Property (G) in UCW-hyperbolic spaces

Determine whether every UCW-hyperbolic space—namely, every W-hyperbolic space that admits a monotone modulus of uniform convexity—has property (G) with some modulus ψ. Concretely, establish whether for all r, ε > 0 and all points a, x, y with d(x,a) ≤ r, d(y,a) ≤ r, and d(x,y) ≥ ε, the inequality d((x+y)/2,a)^2 ≤ (d(x,a)^2 + d(y,a)^2)/2 − ψ(r,ε) holds in all UCW-hyperbolic spaces.

Background

The paper introduces property (G) for W-hyperbolic spaces: a quantitative midpoint inequality with a modulus ψ that strengthens uniform convexity-type behavior and is satisfied by CAT(0) spaces (Proposition 2.7).

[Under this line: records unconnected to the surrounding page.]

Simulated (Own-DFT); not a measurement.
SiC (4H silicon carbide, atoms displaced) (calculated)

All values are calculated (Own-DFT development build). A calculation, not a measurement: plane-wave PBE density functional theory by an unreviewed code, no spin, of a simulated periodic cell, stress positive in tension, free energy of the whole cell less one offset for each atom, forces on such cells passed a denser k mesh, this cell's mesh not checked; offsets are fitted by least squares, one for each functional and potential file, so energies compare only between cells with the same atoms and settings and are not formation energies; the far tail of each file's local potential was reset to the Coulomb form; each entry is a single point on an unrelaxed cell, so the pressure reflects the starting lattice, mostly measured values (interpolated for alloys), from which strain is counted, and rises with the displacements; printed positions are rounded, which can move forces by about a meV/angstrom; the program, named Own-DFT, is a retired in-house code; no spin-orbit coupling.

UCW-hyperbolic spaces are W-hyperbolic spaces equipped with a monotone modulus of uniform convexity. While CAT(0) spaces are known to satisfy property (G), the authors highlight that it is not known whether this stronger property holds for UCW-hyperbolic spaces in general.

To ensure the applicability of Reich’s theorem in broader nonlinear settings, the authors identify a weaker condition, property (M), which suffices for their main results; however, establishing property (G) for UCW-hyperbolic spaces would yield a cleaner and stronger framework.